The apocalyptic text has received plenty of attention in the post-911, global warming-obsessed world, especially in movies, but also in books such as Cormac McCarthy’s The Road: everywhere a reminder of the damage humanity has done to the earth and how it has secured our downfall. And though these texts (including the Book of Revelations itself) declare that casualties will be many, they also point out that there will be survivors-those left behind to tell the tale. The survivor in The End of the World Book is a gay narrator who navigates the broken world with wit, humor and plenty of street smarts. Sexuality, which has not been addressed in other apocalyptic narratives, is an important layer of this book. Can you discuss how these two elements (queerness and the Apocalypse) came together for you while you were writing this book?

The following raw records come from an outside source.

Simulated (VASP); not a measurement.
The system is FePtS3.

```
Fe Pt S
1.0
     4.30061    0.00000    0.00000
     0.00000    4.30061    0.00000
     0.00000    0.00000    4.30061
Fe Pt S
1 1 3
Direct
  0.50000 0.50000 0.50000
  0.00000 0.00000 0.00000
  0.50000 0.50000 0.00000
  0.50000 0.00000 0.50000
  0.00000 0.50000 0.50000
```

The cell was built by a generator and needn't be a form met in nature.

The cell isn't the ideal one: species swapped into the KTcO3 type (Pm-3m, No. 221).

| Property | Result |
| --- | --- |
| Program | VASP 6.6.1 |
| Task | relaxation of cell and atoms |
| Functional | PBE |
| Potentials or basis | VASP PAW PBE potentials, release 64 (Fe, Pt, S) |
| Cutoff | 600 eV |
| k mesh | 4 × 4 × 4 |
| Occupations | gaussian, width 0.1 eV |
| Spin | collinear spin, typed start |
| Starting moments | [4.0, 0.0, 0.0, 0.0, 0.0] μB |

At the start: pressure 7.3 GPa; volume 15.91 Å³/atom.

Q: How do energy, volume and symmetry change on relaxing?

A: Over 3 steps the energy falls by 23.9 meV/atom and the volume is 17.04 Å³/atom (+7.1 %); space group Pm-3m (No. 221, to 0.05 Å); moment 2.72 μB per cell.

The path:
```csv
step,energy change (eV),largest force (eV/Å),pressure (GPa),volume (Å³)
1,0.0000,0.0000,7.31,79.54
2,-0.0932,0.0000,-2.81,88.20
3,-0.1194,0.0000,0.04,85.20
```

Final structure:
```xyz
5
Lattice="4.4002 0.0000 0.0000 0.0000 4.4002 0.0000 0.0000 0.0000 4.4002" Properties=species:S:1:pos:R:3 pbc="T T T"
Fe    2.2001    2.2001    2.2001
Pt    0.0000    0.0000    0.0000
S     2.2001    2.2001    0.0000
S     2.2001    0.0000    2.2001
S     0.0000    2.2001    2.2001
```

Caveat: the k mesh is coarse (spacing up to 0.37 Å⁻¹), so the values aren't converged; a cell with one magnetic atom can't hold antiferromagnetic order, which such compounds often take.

As with the structure, the queerness of this book and its focus on apocalypse developed very instinctively and naturally-perhaps it’s my Catholic upbringing, but there’s just something about the two subjects that go hand in hand. I also think that in the history of gay male literary and transgressive fiction—which is one of the traditions I’m indebted to, though not the only one-there’s a long tradition of doing two things: either unveiling the suppressed erotics of a situation (Burroughs, Genet) or injecting sharp wit into the most unlikely spaces (Wilde, McCourt).  So in this sense, I am simply operating within that tradition, bringing out the dark camp of Revelations, bringing to light the fact that the end of the world both horrifies and arouses us.

I would say the other major difference between my literary unraveling of the apocalypse and those you refer to above is that whereas most apocalyptic narratives happen in the future, my apocalypse happens simultaneously in the future, the present and the past.  Hence the threads throughout the book of past plagues (The Black Death, AIDS), historical genocides (The Holocaust, Pol Pot,) and present day invocations (Suicide Bombers). I state quite clearly that the end of the world has already happened, and it has, countless times, and it continues to happen, on different scales. 

To go back to a point you made earlier, the title of my book is quite literal in that I’m referring not only to the end of the world, but also to the end of the World Book Encyclopedia, the end of the idea that an objective encyclopedia is possible. If you’ve been following the news you’ll have seen that the traditional multi-volume encyclopedia is about to become extinct. I see TEOTWB as a new kind of encyclopedia, more portable, more perverse, perhaps more suitable to these unstable times.